My life was forever changed on Sunday, November 22, 1992. I was 11 years old.
My mother was the pianist at our church, and although I wasn’t feeling so great that Sunday morning, she had to go to church, and I stayed home. I was lying on my stomach on the twin bed in our guest bedroom and ironically enough, I was watching “It’s a Wonderful Life” on channel 24. I know it was channel 24 because the picture had a weird fuzzy tint to it.
My daddy didn’t go to church on Sunday. My daddy played golf on Sunday. Actually, my daddy played golf everyday, but he was always up bright and early and on the golf course before my mama and I made it to church.

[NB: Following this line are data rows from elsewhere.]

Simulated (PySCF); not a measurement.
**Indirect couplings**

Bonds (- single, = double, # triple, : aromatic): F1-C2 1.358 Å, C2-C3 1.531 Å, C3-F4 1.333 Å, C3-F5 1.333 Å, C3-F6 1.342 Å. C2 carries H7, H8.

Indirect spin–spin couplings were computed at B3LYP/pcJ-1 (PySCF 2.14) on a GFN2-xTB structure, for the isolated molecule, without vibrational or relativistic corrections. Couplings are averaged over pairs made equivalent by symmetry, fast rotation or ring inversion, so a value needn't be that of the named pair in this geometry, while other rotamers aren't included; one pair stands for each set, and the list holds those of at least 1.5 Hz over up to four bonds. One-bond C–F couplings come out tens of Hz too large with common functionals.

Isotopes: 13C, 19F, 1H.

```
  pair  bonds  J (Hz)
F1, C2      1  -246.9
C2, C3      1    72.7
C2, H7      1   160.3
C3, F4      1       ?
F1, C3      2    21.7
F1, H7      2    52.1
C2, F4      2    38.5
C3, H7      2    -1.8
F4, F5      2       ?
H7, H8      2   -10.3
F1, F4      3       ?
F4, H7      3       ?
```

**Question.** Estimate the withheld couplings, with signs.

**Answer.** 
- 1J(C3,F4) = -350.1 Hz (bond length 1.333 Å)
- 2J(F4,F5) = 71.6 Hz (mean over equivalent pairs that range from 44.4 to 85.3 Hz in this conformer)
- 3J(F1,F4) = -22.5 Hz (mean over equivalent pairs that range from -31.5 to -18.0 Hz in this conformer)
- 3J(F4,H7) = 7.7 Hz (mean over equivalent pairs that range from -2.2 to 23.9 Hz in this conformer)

That Sunday was no different. Daddy had been playing golf that morning when I heard him coming in the kitchen door. He passed the guest room where I was watching George Bailey and stumbled into my bedroom at the end of the hall. He never said anything to me, so I got up to see what was going on, and there he was, lying on his stomach on my bed, moaning in pain.
I called out to him several times, and he never replied. He got up from my bed, gripping his chest, anguish on his face, and then he collapsed beside me on that stupid blue carpet in the hallway. Damn that stupid blue carpet.
I remembered the old folks at church describing a heart attack like “an elephant sitting on your chest.” I knew this had to be the problem, but it just didn’t seem right. My father was in his early forties, tall and skinny as a rail, and heart attacks were for grandfathers and people who ate meat for dessert. It just couldn’t be a heart attack.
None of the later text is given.